Posted by: Dr Nigel Leigh Oldfield | Jul 6, 2008 9:53:20 AM

Why is it odd? Most of the speakers are from fields that will not admit persons with criminal records.
There were a few sociology professors that were felons but I think some of them have retired and the others
don't appear to be that active. Doing research on corrections was out of style for a number of years and the number crunchers seem to be dominating the field today.

Posted by: John Neff | Jul 6, 2008 11:18:55 AM

This agenda is actually a very good statement of where 30 years of sentencing policy has gotten us. In a time when the head of NIDA is predicting major remedies for substance abuse on the health side within a decade, there is no panel to inform the practitioners of the possibilities and only perhaps Faye Taxman and Beth Weinman able to speak directly to the topic. Sentencing policy in the US has been a clear case of many good people and minds sidetracked down at best occasionally productive roads for a very long time. There is much of interest here, but sentencing and corrections will be the same contentious mess when the conference is done as they have for the last three decades. We'll know when progress is being made when the NIDA folks are on hand as a general matter of course.

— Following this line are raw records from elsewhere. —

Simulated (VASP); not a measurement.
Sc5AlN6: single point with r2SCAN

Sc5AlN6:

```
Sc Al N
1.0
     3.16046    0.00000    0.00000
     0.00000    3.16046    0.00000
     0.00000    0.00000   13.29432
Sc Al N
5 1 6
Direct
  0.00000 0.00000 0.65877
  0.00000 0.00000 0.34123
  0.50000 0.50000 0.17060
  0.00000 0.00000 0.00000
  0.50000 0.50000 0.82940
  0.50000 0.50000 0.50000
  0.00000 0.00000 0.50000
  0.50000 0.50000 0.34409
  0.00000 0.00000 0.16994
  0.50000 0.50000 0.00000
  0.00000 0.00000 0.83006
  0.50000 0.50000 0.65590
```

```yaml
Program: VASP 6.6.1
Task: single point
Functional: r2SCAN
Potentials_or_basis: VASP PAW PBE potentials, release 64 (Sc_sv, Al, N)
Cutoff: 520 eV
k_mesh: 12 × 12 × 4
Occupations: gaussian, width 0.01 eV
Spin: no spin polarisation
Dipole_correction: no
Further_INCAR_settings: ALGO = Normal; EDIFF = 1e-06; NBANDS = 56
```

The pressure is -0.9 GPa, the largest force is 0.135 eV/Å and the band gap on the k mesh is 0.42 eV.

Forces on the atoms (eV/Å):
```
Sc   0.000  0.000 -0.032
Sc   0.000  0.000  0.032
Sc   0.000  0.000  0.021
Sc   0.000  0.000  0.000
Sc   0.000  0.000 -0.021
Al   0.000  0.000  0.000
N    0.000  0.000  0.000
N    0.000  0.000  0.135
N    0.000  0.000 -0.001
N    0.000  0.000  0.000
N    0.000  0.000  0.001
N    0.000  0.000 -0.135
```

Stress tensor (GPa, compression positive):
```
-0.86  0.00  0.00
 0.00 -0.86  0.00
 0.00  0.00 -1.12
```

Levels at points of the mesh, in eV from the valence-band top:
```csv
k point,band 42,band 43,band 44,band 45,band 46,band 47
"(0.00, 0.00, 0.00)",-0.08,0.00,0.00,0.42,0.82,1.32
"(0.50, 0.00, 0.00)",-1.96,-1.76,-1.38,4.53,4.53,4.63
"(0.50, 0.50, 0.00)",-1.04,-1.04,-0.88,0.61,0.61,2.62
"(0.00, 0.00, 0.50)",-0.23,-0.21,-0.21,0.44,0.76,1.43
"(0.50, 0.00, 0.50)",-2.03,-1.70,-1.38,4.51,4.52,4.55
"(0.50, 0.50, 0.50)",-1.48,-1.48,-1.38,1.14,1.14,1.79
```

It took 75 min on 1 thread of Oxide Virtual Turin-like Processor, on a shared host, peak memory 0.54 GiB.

Posted by: Michael Connelly | Jul 6, 2008 2:56:52 PM

Sentencing practices will change once politicians pay more attention to research findings and shape policies that are in tandem with finding instead of playing hothead role of "let's get tough on crime and build new prisons" although our crime rate has been going down since the 70's.

When it comes to sentencing, our policies are antiquated and more than just NOT pragmatic.

Posted by: Ange | Jul 14, 2008 5:09:20 PM

This is a must read blog on a weekly basis for me!